On 12 April 2019 the one-month feedback period for the revision of the Cross-Border
Enforcement Directive ended. The EAC contributed feedback to the amended proposal
for a revision of the Directive. The Cross-Border Enforcement Directive gives national authorities access to the vehicle registers of other Member States via an electronic
information system which allows the identification of the suspected non-resident offender when it was impossible to stop the vehicle and/or identify the driver. Once the person suspected of having committed a traffic offence has been identified, the Member State in
which the offence was committed will decide whether to initiate follow-up proceedings. The
Directive lays down how the offence is to be communicated to the person concerned and
contains a (non-binding) template for the letter to be sent.
The amendment of the Directive is in line with the principles of road safety policy framework for 2021-2030, adopted on 16 May 2018 as part of the Third mobility package on road safety. The basic issue identified by the European Commission is the high number of offenders from abroad that go unpunished. According to the Commission, in 2015, “half of the detected road traffic offences committed by non-residents were not investigated and approximately half of the financial penalties for those road traffic offences by non-residents that had been
investigated were not successfully enforced” (Inception Impact Assessment, 15/03/2019).

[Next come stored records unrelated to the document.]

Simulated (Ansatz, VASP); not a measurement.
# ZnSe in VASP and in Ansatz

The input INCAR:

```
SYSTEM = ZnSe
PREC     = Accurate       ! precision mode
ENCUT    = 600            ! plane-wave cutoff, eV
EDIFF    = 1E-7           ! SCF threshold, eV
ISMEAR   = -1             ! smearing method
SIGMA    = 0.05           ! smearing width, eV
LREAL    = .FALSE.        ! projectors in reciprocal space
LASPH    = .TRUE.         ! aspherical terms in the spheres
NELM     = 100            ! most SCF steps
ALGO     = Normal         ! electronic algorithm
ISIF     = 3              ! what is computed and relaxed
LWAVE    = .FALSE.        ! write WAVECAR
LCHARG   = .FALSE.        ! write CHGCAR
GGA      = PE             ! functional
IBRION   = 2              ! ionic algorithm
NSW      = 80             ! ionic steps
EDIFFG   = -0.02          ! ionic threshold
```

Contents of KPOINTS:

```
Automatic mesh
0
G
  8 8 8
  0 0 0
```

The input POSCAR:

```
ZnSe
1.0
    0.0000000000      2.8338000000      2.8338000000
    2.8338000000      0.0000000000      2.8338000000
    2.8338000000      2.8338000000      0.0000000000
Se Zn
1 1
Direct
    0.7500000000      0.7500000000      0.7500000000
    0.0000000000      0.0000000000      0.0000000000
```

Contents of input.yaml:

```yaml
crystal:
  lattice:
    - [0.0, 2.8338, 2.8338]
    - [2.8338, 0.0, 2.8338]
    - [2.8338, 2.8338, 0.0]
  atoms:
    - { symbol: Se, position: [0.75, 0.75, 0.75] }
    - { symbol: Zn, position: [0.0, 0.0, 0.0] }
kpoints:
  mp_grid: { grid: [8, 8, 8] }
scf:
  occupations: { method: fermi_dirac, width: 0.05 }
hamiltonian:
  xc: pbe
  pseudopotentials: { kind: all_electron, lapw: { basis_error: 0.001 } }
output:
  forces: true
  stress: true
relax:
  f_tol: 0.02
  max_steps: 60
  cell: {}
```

The Commission identified two main problems. First, the investigation to enforce financial
penalties is inadequate due to issues with the detection of vehicles, vehicle registers and the
provision of information on the offence (e.g. evidence). Secondly, the recognition of decisions on financial penalties is also inadequate since mutual recognition procedures of the Member States' administrative or judicial decisions following minor offences are often times ineffective or non-transparent. Moreover, different levels of fundamental rights protection translated into problems such as not translated follow-up documents, missing evidence or different deadlines for non-residents and residents. In addition to these major problems, the revision should amend the Directive to the new personal data protection rules (i.e. GDPR), and possibly extend the scope to non-road-safety matters such as non-payment of road charges. The EAC stressed in its feedback the need for improvement concerning the easy access to road safety traffic rules in force in different Member States, in particular regarding traffic offenses and their corresponding (financial) penalties. Moreover, car owner’s as well as car driver’s personal data have to be processed abiding duly by the principles of the GDPR, ePrivacy Directive as well as the Directive on the processing of personal data by public authorities in criminal offenses, ensuring their traceability at all times in a simple and transparent manner. The EAC also emphasized the need for further standardization of road safety rules such as harmonized regulations on high-visibility vests which would simplify the cross-border enforcement of road safety rules.